Eve of the Feast of the Glorious Cross

This Wednesday 13 September is the eve of the Feast of the Glorious Cross. The feast marks the beginning of the final liturgical season of the Maronite year.

The feast originated after Saint Helen found the True Cross of Christ when she was on a pilgrimage to the Holy lands. Born in the 3rd Century, St Helen converted to Christianity and was the mother of the Emperor Constantine who was the first Christian Emperor of Rome.

In the Hoosoyo of the liturgy of the feast we are reminded that the Holy Cross is the instrument of our salvation. The instrument of death became the life-giving tree. The wood of Adam’s tree of sin became Christ’s tree of life.

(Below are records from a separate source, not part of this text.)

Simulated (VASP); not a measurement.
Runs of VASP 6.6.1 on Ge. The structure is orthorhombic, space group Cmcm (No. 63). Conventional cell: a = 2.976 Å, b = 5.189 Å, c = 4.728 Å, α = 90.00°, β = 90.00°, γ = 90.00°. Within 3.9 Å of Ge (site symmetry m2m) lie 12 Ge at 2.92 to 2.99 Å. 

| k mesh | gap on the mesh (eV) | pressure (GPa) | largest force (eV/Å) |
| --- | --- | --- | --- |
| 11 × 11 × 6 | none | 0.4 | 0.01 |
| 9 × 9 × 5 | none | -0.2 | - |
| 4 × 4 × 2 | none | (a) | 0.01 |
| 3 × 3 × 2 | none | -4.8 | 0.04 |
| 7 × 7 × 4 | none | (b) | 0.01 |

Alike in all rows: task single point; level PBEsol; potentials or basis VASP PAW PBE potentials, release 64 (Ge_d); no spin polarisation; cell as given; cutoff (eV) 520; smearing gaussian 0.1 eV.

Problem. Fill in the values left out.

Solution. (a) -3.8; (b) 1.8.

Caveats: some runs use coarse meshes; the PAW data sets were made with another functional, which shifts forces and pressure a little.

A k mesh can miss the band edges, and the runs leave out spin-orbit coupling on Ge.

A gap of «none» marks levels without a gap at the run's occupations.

After converting to Christianity, Saint Helena, the mother of Emperor Constantine, went on a pilgrimage to Jerusalem to search for the cross used in the Crucifixion. She positioned groups of believers on all of the hilltops between Constantinople and Jerusalem. During the search, she found three crosses down in the valley between the hills. To verify which Cross belonged to Jesus, Saint Helena brought sick people with her. Each sick person touched the crosses and it was when the sick person touched the third one and was healed that she knew it was the True Cross. She lit a bonfire as a signal which was then passed to Constantine with bonfires on all the hills.

In Maronite and Eastern Tradition, on the night of the feast, huge bonfires and candles illuminate houses and villages as far as the eye can see. Bonfires are lit on mountains and in villages, huge crosses with lights are hung and candles in sandbags are placed around the houses.

It is a wonderful tradition to teach our children and is one which you can prepare for on Wednesday night. You can light candles and place them around your house and teach your children of the triumph of light over darkness!